According to Hindu legend, god Vishnu sat in meditation at this place. During his meditation, Vishnu was unaware of cold weather. Lakshmi, his consort, protected him in the form of the Badri tree (jujube or Indian date). Pleased by the devotion of Lakshmi, Vishnu named the place Badrika Ashram. According to Atkinson (1979), the place used to be a jujube forest, which is not found there today. Vishnu in the form of Badrinath is depicted in the temple sitting in the padmasana posture. According to the legend, Vishnu was chastised by sage Narada, who saw Vishnu’s consort, Lakshmi, massaging his feet. Vishnu went to Badrinath to perform austerity, meditating for a long time in padmasana.
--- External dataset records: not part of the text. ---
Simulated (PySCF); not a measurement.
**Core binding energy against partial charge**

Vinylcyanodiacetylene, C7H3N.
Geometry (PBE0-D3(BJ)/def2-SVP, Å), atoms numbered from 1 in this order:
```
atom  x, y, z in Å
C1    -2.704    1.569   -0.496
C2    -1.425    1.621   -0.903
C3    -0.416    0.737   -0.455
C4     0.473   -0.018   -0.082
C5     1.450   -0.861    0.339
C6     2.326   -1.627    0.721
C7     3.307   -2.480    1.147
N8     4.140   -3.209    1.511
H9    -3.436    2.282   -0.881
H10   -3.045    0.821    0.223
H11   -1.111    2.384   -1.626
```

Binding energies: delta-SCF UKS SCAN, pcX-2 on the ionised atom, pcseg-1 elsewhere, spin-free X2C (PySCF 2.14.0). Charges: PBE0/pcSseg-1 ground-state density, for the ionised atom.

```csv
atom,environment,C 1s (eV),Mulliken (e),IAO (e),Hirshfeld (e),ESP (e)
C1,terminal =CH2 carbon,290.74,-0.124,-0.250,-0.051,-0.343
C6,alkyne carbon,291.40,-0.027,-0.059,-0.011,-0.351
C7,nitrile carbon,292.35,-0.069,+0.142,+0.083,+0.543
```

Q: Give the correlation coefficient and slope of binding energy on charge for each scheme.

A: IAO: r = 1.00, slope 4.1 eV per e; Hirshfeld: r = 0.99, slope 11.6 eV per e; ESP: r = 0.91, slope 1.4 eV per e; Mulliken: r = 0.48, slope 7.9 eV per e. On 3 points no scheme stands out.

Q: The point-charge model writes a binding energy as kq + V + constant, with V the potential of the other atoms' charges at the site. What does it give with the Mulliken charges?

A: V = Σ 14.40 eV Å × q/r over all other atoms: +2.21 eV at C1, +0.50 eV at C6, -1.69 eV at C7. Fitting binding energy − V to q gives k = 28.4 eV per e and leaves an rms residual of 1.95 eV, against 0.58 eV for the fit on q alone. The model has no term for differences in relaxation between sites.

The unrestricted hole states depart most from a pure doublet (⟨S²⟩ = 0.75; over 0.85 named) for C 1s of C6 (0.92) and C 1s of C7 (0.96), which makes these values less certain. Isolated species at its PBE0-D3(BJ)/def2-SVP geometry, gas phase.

The Vishnu Purana narrates another version of the origins of Badrinath. According to the tradition, Dharam had two sons, Nar, and Narayan—both of which are modern names of Himalayan mountains. They chose the place to spread their religion and each of them wed the spacious valleys in the Himalayas. Searching for an ideal place to set up a hermitage, they came across the other four Badris of the Pancha Badri, namely Bridha Badri, Yog Bhadri, Dhyan Badri and Bhavish Badri. They finally found the hot and cold spring behind the Alaknanda River and named it Badri Vishal.